A couple of suggestions to make things harder. A lot of these assume that you're doing this somewhere at school, not that you're sending the CDs home (if you are, give up: the student could just cheat using another computer, phone, tablet, etc.)
NFS Rootfs
Instead of having the entire OS on the CD, only put a minimal system on it. Preferably only through initramfs. Have it use an NFS root filesystem, on a server you/the school controls, and can only be accessed on exam day.
This way, the test taker has a much harder time examining the system; he/she must do it during the exam. The test taker of course should not have root access, and no persistent, writable media should be mounted, so he/she will have a hard time tar
'ing up the rootfs to examine later.
Also much easier for you to update. You don't have to burn 200 CDs each time you want to.
going further
If all the machines support netbooting, netboot them. Do not distribute CDs at all.
Make it look different
Linux desktop environments are very customizable. You can (depending on which one) change the color of the windows, title bars, the fonts used, the look of the menu & task bars, the desktop background, etc. Don't do anything crazy (that'll make the system too unfamiliar), but do make it non-default. Then you'll be able to quickly glance at screens and see the one that doesn't look right.

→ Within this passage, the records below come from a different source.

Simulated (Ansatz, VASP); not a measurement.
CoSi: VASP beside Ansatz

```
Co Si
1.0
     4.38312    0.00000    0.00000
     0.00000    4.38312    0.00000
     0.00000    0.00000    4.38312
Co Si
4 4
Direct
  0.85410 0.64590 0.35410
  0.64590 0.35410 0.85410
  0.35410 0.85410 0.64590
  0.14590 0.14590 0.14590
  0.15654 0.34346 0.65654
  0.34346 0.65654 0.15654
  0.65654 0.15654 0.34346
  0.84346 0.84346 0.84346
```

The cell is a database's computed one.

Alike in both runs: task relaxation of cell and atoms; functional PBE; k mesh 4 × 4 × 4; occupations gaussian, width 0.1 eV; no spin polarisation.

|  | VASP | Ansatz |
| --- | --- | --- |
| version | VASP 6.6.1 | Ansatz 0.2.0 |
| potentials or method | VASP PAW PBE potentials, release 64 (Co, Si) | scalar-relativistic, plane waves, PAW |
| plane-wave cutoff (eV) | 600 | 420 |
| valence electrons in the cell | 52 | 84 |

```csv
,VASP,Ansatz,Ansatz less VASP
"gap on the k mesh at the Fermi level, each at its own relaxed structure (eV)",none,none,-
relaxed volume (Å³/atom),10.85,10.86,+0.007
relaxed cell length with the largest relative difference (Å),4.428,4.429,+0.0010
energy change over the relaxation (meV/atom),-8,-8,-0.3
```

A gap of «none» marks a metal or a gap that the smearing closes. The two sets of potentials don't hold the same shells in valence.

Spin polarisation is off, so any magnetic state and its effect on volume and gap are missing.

You could also do smaller things. E.g., put some icon on the desktop, or an analog clock in the menu bar. When you look closely at a screen, you can check for these.
… each exam
Someone might be able to copy your look and have it ready for the next exam. Or at least close enough that you have to look carefully.
If you don't have to re-burn images all the time, its easy to change the appearance each exam. The student won't know what ExamOS will look like today until he/she starts the exam.
Set up a VNC server
You can set VNC up to allow you to view the desktop, so you can check on people from the comfort of your desk. Ethically, I think your should notify people that you can do this.
Record exams
If you have the fileserver space & bandwidth, do a screen recording of the entire exam session. (There are several screen recording programs). Review only if suspicion arises and/or a random sample. Another one which, ethically, I think you should notify students of.
Control the media
You should give out the ExamOS CDs at the beginning of the exam, and collect them at the end. Require that people turn them back in.
Network control
iptables
You can block all outgoing traffic except the traffic you'd like using iptables. I'd suggest you configure the web browser to use an HTTP proxy, and the only outgoing traffic you allow is to that proxy. Additionally allow DNS if needed to connect to the proxy (but only to your DNS servers).
proxy
You can configure squid, apache, etc. with a list of URLs that are allowed and disallowed. You can run this on a server you control, or each local machine.
external firewall
If all the exam machines are behind a firewall you control, block things there, too. The student won't be able to bypass that, without bringing their own connection.